THE TRAVELERS caught in the British air controllers' strike are participants - involuntarily - in a crucial test of an embattled government. That thought won't make the time pass any faster for the thousands of people waiting endlessly in packed airports for their long-delayed flights to be called. But the stakes are commensurate with the inconvenience to the stranded multitudes, and that inconvenience is monumental.

By all accounts the scene in London's Heathrow Airport is reminiscent of Gustave Dore's illustrations for the "Inferno," with numberless souls packed together in attitudes of deep suffering and despair. Abandon hope, all ye who were lucky enough to hold reservations on the canceled flights Air traffic across the Atlantic tends to follow the peak of the westward surge of American students and teachers for the beginning of classes.

One small union is, in fact, holding these travelers hostage in its own quarrel with its government. But that quarrel is far from a narrow or private one. For the past two years Britain's struggle to control inflation has been based on a rigorous series of wage agreements between the government and the unions. The unions, it should be said, stuck to the agreements with remarkable discipline. But those agreements expired at the beginning this month and, having extended them once, the unions refused to do it again. There followed the uneasy truce that the air controllers have now broken.
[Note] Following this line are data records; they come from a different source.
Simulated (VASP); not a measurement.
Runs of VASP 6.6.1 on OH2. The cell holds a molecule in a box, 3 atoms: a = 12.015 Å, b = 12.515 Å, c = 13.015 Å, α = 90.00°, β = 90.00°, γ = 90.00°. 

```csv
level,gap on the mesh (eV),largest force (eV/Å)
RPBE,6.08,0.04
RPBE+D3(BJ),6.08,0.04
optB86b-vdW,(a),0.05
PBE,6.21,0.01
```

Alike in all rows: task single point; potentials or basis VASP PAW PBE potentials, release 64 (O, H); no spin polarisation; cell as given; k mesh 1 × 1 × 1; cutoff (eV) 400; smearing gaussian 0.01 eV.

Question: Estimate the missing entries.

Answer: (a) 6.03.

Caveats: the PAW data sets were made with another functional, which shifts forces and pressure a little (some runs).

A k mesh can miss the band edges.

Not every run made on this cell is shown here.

The air-transport system is the perfect target for a strike with a political edge to it. Even a small union can create instant chaos, with an impact that a strike in, say, the steel industry would require weeks to achieve. An air strike generates immense publice pressures for a fast settlement. In this country, it was the machinists' 1966 strike against five airlines that did in the Johnson administration's wage guidelines. Last summer, on the eve of the Olympics, the air controllers in Quebec struck over the language issue. Now, in the case of the British controllers, it's a case of setting the government's wage policy in the aftermath of the negotiated compacts.

During these two years of restraint on wages, most British families have suffered a decline of considerable dimensions in their purchasing power. Wages recently have been rising only about half as fast as consumer prices. Meanwhile, of course, there has been very little economic growth. Unemployment has continued to rise. The government has lost its majority in Parliament and continues with the tiny Liberal Party. Elections, everyone assumes, are not far off.

All of that makes it a bad time for the govenment to hang on in this challenge to its determinatin - buy an even worse time to let go. As for the weary crowds in the lounges at Heathrow, they can justly complain that they did not ask for this unscheduled excursion into British economic policy. Travel once again turns out to be more educational than the travelers had expected.